Many times, I have seen paintings of Jesus that emphasize His hands. Usually, they are reaching out, as if He is inviting people to come to Him. When you think about the hands of the Lord, what do you see?
In Mark 6:30-39, Jesus feeds a large multitude of people with a few pieces of bread and a few fish. Mark doesn’t give us many details, but it is clear He took the food with His hands. He broke the bread with His hands. The bread and fish miraculously multiplied in those hands. The people ate what He gave them.
Much has been written about the significance of this miracle. I think all would agree about at least one thing. It showed that with those hands, Jesus was doing the work of the Father. He was feeding His people Israel. He was their Shepherd in the wilderness.
A few verses later, we see bread in the hands of Jesus’ disciples (7:5). The Pharisees want to know why the disciples of the Lord would eat that bread with unwashed hands. This is really an attack on the Lord Himself. A rabbi’s disciples were a reflection of the rabbi. The Pharisees are attacking Jesus for eating bread with unwashed hands. In their view, such a practice defiled a person. The implication is straight forward: Jesus was not sent from God because He was constantly defiling Himself by eating bread without washing His hands first.
The verb “eat” and the noun “bread” connect the two accounts (6:37; 7:2). The hands of the Lord play a part in each story as well.
In the account of the miraculous feeding, the hands of the Lord are doing the work of the Lord. Only God could do something like that, and it was done through His hands. Immediately afterwards, however, the Pharisees say those hands are doing evil, defiling Himself and causing the disciples to defile themselves.
The Pharisees are not willing to see the contradiction of what they are saying. The people in the wilderness ate bread with unwashed hands. Jesus multiplied the food with unwashed hands. But God was blessing it. If the people were being defiled by the eating of that bread, why did God allow the bread to be multiplied by the hands of Christ? How could those hands now be committing sin by allowing His disciples to defile themselves by the bread they ate?
We are told that the washing of hands before they ate bread was a legalistic practice of the Pharisees. They thought that through such practices, they could make themselves pleasing to God. It involved a complicated process of using the right amount of water and allowing the water to flow in a certain way over the hands and wrists. Only then, could a righteous Jew eat his bread with confidence that he was pleasing God.

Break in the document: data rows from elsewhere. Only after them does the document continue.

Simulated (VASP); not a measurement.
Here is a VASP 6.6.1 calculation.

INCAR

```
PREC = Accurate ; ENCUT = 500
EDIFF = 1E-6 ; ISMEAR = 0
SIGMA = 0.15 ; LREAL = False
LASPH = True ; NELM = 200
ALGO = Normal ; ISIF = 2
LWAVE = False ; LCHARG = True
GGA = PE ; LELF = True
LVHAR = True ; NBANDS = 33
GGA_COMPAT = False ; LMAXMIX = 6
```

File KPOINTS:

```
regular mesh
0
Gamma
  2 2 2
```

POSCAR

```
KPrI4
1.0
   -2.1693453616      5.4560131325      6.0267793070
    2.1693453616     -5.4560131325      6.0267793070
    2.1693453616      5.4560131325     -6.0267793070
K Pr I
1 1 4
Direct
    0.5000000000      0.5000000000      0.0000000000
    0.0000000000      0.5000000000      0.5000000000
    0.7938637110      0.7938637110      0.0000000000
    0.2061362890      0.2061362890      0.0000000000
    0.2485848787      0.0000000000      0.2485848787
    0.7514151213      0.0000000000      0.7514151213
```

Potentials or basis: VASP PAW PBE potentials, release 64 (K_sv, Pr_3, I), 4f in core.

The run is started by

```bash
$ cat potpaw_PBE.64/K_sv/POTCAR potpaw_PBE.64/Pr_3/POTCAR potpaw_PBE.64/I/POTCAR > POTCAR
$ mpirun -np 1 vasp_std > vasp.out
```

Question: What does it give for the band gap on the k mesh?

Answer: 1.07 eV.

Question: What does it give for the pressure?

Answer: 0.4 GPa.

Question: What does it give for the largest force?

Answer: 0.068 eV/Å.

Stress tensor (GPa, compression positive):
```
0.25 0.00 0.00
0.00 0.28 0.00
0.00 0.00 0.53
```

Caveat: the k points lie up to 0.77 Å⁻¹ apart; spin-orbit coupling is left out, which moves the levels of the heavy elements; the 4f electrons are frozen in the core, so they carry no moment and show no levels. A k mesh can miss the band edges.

The Lord, however, says that such notions were ridiculous. Eating with clean hands did not make one spiritually clean. Eating with dirty hands did not make one unrighteous. The Pharisees looked at the hands of the Lord and didn’t like what they saw. They wanted to see hands that promoted legalism and a system that demanded a long list of works in order to be accepted before God. When they did not see that, they concluded that Jesus’ hands produced evil.
But that couldn’t be the case. Those hands had just accomplished a miraculous work of grace. They had met the needs of His people. Just as God had fed His people in the wilderness under Moses, Jesus had fed them with His hands. They weren’t hands that were occupied with empty legalistic rituals. They were hands that graciously met the needs of His people.
Later, those hands would be nailed to a cross (Mark 15:24). The sacrifice He made on that tree would allow Him to give eternal life to anybody who believed in Him for that gift. That is the ultimate expression of the grace of the Lord. Once again, those hands were doing the work of the Father. Nobody has to follow any set of rules in order to obtain what He offers as a gift by faith because of His grace. In fact, nobody can receive it in any other way.
When you see a picture of Christ with outstretched hands, what do you see? Unfortunately, many think they see what the Pharisees wanted to see. They see a Man who is offering them something in exchange for hard work. If they live righteously, and do what is required of them, maybe they can make it into His kingdom. For the Pharisees, that included washing one’s hand in the proper way. Others today add different requirements.
But that is a misunderstanding of the hands of the Lord. Those hands belong to the One who gives eternal life as a free gift by His grace. Those are not legalistic hands. Those are hands full of grace.